Carmel River State Beach. Tribune News Service
In California’s Big Sur, land meets sea in the most amazing ways. Meanwhile just up the road in Carmel, nature meets art, cars, charm, golf and money. It’s hard to look away. And once you get there, hard to leave. At least that’s how it seemed a few weeks ago when my wife and I dropped in. Neither of us had seen Carmel for a while, and I’m guessing that’s true for many in Southern California, especially since last winter’s storms forced the indefinite closure of Highway 1 in Big Sur near Lucia.

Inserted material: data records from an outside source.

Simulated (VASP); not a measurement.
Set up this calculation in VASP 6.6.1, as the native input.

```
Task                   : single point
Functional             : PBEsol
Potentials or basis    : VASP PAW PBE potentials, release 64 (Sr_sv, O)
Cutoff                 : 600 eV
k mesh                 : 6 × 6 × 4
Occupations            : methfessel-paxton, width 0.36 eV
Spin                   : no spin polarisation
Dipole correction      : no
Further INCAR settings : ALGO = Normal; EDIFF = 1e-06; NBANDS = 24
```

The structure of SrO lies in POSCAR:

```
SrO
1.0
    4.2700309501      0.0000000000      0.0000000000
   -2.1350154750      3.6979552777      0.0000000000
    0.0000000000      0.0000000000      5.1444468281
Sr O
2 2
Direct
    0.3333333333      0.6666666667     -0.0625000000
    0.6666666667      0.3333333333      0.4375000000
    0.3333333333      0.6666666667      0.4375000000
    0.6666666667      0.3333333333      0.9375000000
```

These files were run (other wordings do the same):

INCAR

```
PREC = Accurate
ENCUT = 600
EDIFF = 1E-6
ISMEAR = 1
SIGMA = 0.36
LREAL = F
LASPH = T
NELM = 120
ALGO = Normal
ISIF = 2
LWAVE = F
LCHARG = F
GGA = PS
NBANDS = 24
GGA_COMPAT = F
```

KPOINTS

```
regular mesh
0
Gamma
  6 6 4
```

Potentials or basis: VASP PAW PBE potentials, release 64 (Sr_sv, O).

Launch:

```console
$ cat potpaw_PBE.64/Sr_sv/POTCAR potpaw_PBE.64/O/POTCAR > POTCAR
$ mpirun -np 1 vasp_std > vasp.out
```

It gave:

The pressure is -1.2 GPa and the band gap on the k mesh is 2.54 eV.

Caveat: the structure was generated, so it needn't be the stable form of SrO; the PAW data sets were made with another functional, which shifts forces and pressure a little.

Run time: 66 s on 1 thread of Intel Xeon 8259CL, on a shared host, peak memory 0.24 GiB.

But Highway 1 was always the slow way from Los Angeles to Carmel. The faster way hasn’t changed: Spend 5 1/2 hours racing up I-5 and US 101 and, boom, here you are in a remote civilisation of rocky coastline, immaculate cottages, Dutch doors, coddled dogs with unleashed beach access, a shoreline full of wind-bent cypresses and (is this the most outlandish thing?) up to two hours of free street parking. We arrived on a sunny fall day. The summer crowds had gone, but there were plenty of well-heeled visitors on hand, browsing the boutiques of Ocean Avenue.
In fact, as we walked, we gradually realized that thousands of Porsche drivers were converging for a convention, one of many luxury-car events the area hosts every year. At every parking lot and intersection, Boxsters, Cayennes and Spyders of every vintage and hue were multiplying like intricately engineered bunnies in spring. “Hey,” said one wiseacre, stepping into a gaggle of car people on the patio at the Mission Ranch. “Is this the Ford Fiesta group?”
Even for a pair of Angelenos who have seen plenty of outlandish landscapes and economic extremity, the beauty-and-wealth situation was striking. This makes choosing a restaurant or lodging tricky. But the quality is high. And you don’t have to be wealthy to enjoy a lot of Carmel. In fact, it might be easier to slip into eco-rapture over the waves and birds and sand and driftwood at Carmel River State Beach if you’re on foot or pedaling along on two wheels. And you’ll definitely need to leave most possessions at home in order to hike the 2.2 miles up to Inspiration Point in Palo Corona Regional Park.
You can check out the artists and their easels down on the beach at the foot of Ocean Avenue — or ignore the artists and enjoy the sand, surf and cypress trees twisting in the breeze. If you’re around on a Thursday between 10am and 2pm, you can grab berries or hummus or cheese or dumplings and hear a street musician at the two-block Carmel-by-the-Sea Farmers Market on 6th Avenue between Junipero and Mission streets.If you’re around any weekday, you can step into Harrison Memorial Library on Ocean Avenue, admire architect Bernard Maybeck’s 1928 Spanish Eclectic design, then pitch in on a puzzle. There’s always one in progress in the reading room, open to all comers, and on chilly days, the librarians light the fireplace. (But on weekends, the building is shut up tight.) Instead of spending $350 per night for a hotel room, which is easy to do, we booked a “glamping” tent at the recently revamped Carmel River Inn for $226 per night. When we saw the ragged state of the inn’s office, we were tempted to run away, but once we reached our tent — one of several introduced this year — we found it it had electricity, a king bed, a big screen, a half-kitchen and its own ample, solid-walled bathroom, all a few minutes’ drive from the heart of town. Thumbs up, especially if you get warm weather.
If we were going to sleep a little fancier, I might have headed into the village to book Le Petit Pali at 8th Avenue, which opened in June. Instead, I took time to tour its 24 elegant, low-key rooms and suites, which start at roughly $350 on fall weekends. (Its sibling, the 34-room Le Petit Pali at Ocean Avenue a few blocks away, is also pleasant, but the 8th Avenue lodging is on a quieter street with a bigger patio.)